DIAPASÃO: Manuela Pimentel and JAS
After being presented at Camões - Portuguese Cultural Center, in Luanda, the exhibition Diapasão can now be seen at the Angolan branch of THIS IS NOT A WHITE CUBE in the same city.
Do not miss the opportunity to see or review the joint production of this artistic duo!
“Diapason”, from Greek roots “dia”, which means “through” and “pasōn”, which means “all”, suggests something that transposes, that traverses several realities. It also defines the device that allows determining the frequency of vibration of sound waves, serving as a tuning resource and as a mechanism to debug, purify and temper sounds.
The term is appropriate to designate this show that Manuela Pimentel and JAS present. Two artists who, although cultivating separate artistic practices, can be understood here as parts of a two-headed body, which is articulated in unison. Their creativity, so often synchronized, has resulted until today in more than a decade of exhibition collaborations that explored themes dear to each one.
This condition of artistic partnership acts as a fundamental factor in their individual artistic production, resulting in a non-shared aesthetic and, simultaneously, a deep poetic affinity.
On one hand, a work of scenic and syncretic character, in the style of tile and ephemeral art from the 17th and 18th centuries, where Manuela Pimentel cumulatively incorporates the language and materiality of mural art and contemporary street art. It inscribes in it a traditional iconography and a reinvented repertoire that leads to the creation of a personal pictorial discourse as a counterbalance between the idea of appropriation and conceptual redefinition.

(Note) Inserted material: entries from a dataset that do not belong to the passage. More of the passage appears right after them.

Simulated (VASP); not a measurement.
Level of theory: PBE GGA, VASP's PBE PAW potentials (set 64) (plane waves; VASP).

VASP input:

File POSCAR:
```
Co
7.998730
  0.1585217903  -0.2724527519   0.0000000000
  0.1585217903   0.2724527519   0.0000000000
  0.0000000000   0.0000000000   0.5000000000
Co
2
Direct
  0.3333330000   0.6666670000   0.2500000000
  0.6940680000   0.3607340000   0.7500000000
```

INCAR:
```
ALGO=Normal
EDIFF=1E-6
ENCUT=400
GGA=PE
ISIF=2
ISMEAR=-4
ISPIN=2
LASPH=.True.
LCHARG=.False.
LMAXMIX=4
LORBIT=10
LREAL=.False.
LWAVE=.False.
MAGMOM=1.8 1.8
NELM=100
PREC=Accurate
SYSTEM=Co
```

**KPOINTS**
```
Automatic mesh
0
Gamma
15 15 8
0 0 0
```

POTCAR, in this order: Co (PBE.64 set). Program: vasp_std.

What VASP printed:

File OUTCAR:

On the other hand, “Black Forest”, a work with meditative contours, which is structured through the woodcut technique and the repeated practice of monochromatic oil drawing on raw paper and canvas, where JAS creates a visual game of articulation between reliefs and depressions, that foreshadow the idea of “resonance”. A gestural construction, produced through elements that lead us to an expression of the informal poetics of valuing visual effects.
The term Diapasão that presides over this exhibition suggests a synthesis image between these two artists and the declaration that both are easily distinguishable.